It began as a typical college hookup: two students at UC San Diego met at a party last year, began drinking and ended up in bed.
The encounter snowballed into a sexual assault complaint, university investigation and a finding that the male student should be suspended.
But the accused student fought back in court and won — marking what is believed to be the first judicial ruling in recent years that a university failed to provide a fair trial in a sexual misconduct case. Some legal experts said Tuesday that the finding could have a broad national impact.
“It could have tremendous persuasive influence on other courts,” said Amy Wax, a University of Pennsylvania law professor who, along with 15 colleagues, has raised concerns about the rights of accused students in campus sexual assault cases.
Fatima Goss Graves, vice president of the National Women’s Law Center in Washington, D.C., called the decision an outlier that was inconsistent with other court rulings on the due process protections required in these cases.

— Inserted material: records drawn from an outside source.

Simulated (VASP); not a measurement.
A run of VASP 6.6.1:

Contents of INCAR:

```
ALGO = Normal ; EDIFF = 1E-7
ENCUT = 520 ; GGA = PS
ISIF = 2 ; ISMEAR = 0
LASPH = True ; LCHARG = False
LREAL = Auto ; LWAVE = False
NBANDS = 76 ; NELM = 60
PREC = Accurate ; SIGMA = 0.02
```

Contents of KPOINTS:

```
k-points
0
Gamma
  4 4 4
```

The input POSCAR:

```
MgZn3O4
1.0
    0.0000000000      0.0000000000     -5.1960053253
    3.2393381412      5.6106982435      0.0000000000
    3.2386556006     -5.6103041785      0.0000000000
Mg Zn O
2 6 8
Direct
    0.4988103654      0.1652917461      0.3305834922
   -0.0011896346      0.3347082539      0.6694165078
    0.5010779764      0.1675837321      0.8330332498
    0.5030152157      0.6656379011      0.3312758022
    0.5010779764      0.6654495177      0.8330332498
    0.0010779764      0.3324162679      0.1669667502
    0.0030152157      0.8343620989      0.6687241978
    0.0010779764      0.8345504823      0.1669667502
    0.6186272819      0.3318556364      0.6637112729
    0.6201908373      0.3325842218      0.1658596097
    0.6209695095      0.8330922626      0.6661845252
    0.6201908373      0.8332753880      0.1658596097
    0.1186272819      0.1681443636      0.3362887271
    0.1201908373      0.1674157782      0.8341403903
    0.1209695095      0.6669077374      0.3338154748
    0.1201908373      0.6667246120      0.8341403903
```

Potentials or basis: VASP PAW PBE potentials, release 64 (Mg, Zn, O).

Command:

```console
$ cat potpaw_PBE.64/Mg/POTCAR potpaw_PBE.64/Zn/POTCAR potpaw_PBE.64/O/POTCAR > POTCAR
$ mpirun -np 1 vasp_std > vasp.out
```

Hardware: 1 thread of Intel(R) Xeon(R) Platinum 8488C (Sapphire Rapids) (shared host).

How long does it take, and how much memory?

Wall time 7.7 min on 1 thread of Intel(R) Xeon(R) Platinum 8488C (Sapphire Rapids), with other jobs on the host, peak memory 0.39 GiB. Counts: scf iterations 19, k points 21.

In the San Diego case, Superior Court Judge Joel M. Pressman found that the accused student, identified as John Doe, was impermissibly prevented from fully confronting and cross-examining his accuser.
The judge also found that there was insufficient evidence to back the university’s findings that Doe had forced the accuser, identified as Jane Roe, into sexual activity without her consent. The judge ordered UC San Diego to drop its finding against Doe and all sanctions, including a suspension of one year and an additional academic quarter.
The case is being watched nationally as concern has grown that the intensified crackdown on campus sexual assault over the last few years has at times skewed too far against those accused. Over the last four years, the U.S. Department of Education has launched more investigations, imposed more fines and issued more guidelines on campus sexual assault than ever before, pressuring schools to improve what many acknowledged were serious flaws in their handling of complaints.
But the crackdown has also raised concerns about fairness.
Last fall, 28 Harvard Law School faculty members wrote an article criticizing their campus procedures on sexual assault cases as lacking “the most basic elements of fairness and due process” and “overwhelmingly stacked against the accused.”